Ford Motor Co (F) shares climbed more than 4% on Tuesday, buoyed by a robust earnings report and raised full-year guidance from rival General Motors (GM), which fueled optimism for the broader U.S. automotive sector and set a positive stage for Ford’s own quarterly results due Thursday.

GM, one of Detroit’s “Big Three” automakers alongside Ford, delivered a strong third-quarter performance, with revenue of $48.59 billion and adjusted earnings of $2.80 per share, both surpassing analyst estimates. More significantly, the company raised its 2025 adjusted EPS guidance to a range of $8.75 to $10.50, up from its previous forecast, signaling confidence in its operational strength and cash flow generation despite headwinds from strategic EV realignment costs.

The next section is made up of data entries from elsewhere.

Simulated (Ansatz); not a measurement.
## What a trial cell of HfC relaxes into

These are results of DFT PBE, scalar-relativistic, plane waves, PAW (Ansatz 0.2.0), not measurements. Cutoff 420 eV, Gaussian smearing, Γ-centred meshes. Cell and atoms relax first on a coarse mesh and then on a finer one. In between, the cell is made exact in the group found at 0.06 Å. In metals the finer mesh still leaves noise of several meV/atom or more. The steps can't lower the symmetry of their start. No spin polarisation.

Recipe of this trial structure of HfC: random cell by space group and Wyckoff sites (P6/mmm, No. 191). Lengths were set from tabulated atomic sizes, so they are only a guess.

The positive sentiment emanating from GM’s report spilled over to Ford, with investors interpreting it as a healthy indicator for the traditional auto industry. Ford is scheduled to release its Q3 earnings after the market closes on Thursday. Analysts, according to consensus estimates, expect the company to report earnings of $0.36 per share on revenue of $42.87 billion.

Ahead of the print, several major financial institutions have adjusted their outlook on Ford. JP Morgan raised its price target to $14 from $13, maintaining an Overweight rating. UBS and Goldman Sachs also lifted their targets to $12.50 and $12, respectively. While Wells Fargo maintained an Underweight rating, it too nudged its price target higher to $10.

Further bolstering the environment for Ford are recent developments, including potential White House moves to extend tariff relief on auto parts, which could enhance cost efficiency, and internal leadership changes aimed at strengthening the company’s global and electric vehicle initiatives.

As Ford shares ride the momentum, all eyes are now on Thursday’s earnings report and the subsequent conference call, where CEO Jim Farley and CFO Sherry House are expected to detail the company’s performance and its progress under the Ford+ growth plan. The market will be keen to see if Ford can capitalize on the industry tailwinds and deliver results that justify the recent bullish sentiment.